This summer, vacation the CIA way

Waited a little too long to book your summer vacation flight to Europe? Ticket prices rising and reservations scarce?

There may be help from an unusual source, an unscheduled, deliberately under-publicized air carrier that has flown at least 1,000 flights to Europe and to as many as 37 nations, if you believe the angry folks at the European Council.

The operator is the CIA, and the Europeans are angry, officially at least, that the agency has used their airspace and their airfields to shuttle terrorism suspects from one secret prison to another.

The Bush administration is upset that word of these operations leaked. Clearly, some positive PR is in order. And what better builder of good will than letting hard-pressed American vacationers share these flights? Just ignore the terrorists shackled to the bulkhead.

The flights would be spur of the moment. You never know when there will be a late-breaking rendition.

And while the conditions are a little spartan for the bound and blindfolded suspects, it’s a safe guess that the CIA agents are traveling in comfort aboard what are basically corporate- and airline-sized craft.

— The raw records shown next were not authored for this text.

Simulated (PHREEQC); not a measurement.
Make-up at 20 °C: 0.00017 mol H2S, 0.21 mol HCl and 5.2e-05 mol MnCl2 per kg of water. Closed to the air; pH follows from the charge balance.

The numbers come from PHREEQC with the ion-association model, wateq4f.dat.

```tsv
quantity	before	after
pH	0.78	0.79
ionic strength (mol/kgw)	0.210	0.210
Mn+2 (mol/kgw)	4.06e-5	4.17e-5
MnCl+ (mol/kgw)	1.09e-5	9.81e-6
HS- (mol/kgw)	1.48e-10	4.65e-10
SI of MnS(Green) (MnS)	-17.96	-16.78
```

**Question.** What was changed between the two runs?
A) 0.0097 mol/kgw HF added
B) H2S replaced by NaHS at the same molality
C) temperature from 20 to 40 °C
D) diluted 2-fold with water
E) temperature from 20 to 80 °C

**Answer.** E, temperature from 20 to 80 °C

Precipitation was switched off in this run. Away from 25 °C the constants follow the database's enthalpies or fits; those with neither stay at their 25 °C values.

Arrivals might be a problem _ at night, at remote Soviet-era airfields _ and the pilot might not be willing to shut off the engines at the darkened airport while you disembark. But what is travel if not adventure?

And the smart marketers at Langley might want to stress the adventure part.

First, they’ll want a catchy name _ Spookair; NSA, for No Such Airline; Spy King. A slogan would be good, too. Maybe a variation of American Airlines’ “We Know Why You Fly … And A Whole More.”

Rather than the humdrum trip to the airport, passengers with reservations could be snatched off the streets and bundled into black-windowed vans. We wouldn’t counsel taking this too far, because the handcuffs and leg restraints could pose a problem for the TSA screener manning the metal detector. Although the orange Guantanamo Bay-style prison jumpsuit might be a step up fashion-wise from most travelers’ customary summer attire.

The in-flight movies might run heavily to James Bond reruns, but there might be other in-flight diversions. Like when the plane starts making violent turns and the co-pilot comes back to your seat and asks, “Have you ever used these electronic jammers for heat-seeking missiles? No? We’re going to need you to start. Don’t miss.”

Finally, you arrive at _ you don’t know where. The flight was on a need-to-know basis and the agency decided you didn’t need to know where you were going. Eastern Poland can be a little bleak, even in the summer, but the people are great.

You say goodbye to your fellow travelers.

“Nice flying with you, Abu Musab.”

“Die a thousand deaths, you filthy infidel American pig.”

As Abu Musab is bundled off to a secret prison for an indefinite period of sleep deprivation, temperature extremes and unremitting noise _ pretty much like vacationing with teenagers _ you bid farewell to the crew.

“Great flight. When’s the return?”

“We could tell you, but then we’d have to kill you. Thanks for flying Trans Espionage.”